A Soldier Who was Locked Up By Nigerian Army In Underground Cell Since 2019 For Being Sick in Battlefield, Finally Dies – Report
A soldier, Late Lance Corporal Kazeem Aribido, who was attached to the 81 Battalion, 2 Division of the Nigerian Army, has died in a detention centre in Ibadan, Oyo State.
The source said Aribido had been arrested in Ibadan since 2019 and locked up in an underground cell in Abuja despite his asthmatic condition.
According to him, Aribido's wife had been the one supplying her husband inhalers as the military was not consistent with providing this.
Despite his arrest since 2019, the source said Aribido was just recently arraigned before a military court but had met his untimely death on Monday, August 23 when he was supposed to start his defence.
He said, “Lance Corporal Kazeem Aribido was serving in Ibadan but posted to Zamfara for operation in 2019 because of the crisis in the state but he was sick throughout the period he spent in Zamfara. Due to this sickness, he was now withdrawn back to Ibadan from Zamfara.
“They went to his house in Ibadan in the barracks, picked him up since August 2019 and took him to an underground cell in Abuja. He had a very serious Asthma. They took him to a guard room, locked him there with no consideration for his health; no mat, nothing, no blanket.
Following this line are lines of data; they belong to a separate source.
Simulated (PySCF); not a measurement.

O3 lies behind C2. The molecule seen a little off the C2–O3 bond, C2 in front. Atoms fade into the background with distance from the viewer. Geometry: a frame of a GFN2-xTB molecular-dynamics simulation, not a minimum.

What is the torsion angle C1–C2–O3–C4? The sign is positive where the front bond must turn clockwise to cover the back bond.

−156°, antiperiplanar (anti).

“From that time till May 9, 2021, they took Aribido from Abuja guardroom and took him back to Ibadan guard room until his death on Monday. He has a wife, young woman and a child.
“However, the military just started his court martial just about a month or two months ago. He was supposed to be in court on Monday; he was supposed to enter his defence.
“The court told his lawyer to bring no case submission, and when he brought it, it was not authorised and they said he should enter his defence, he was to open his defence yesterday before this incident.
“The wife, a very young woman has really suffered. When she travelled all the way to Abuja to see her husband, they hardly allowed her to see her husband. She has been the one taking inhaler to him in detention. In six months, I don't think the army gave him up to two inhalers.”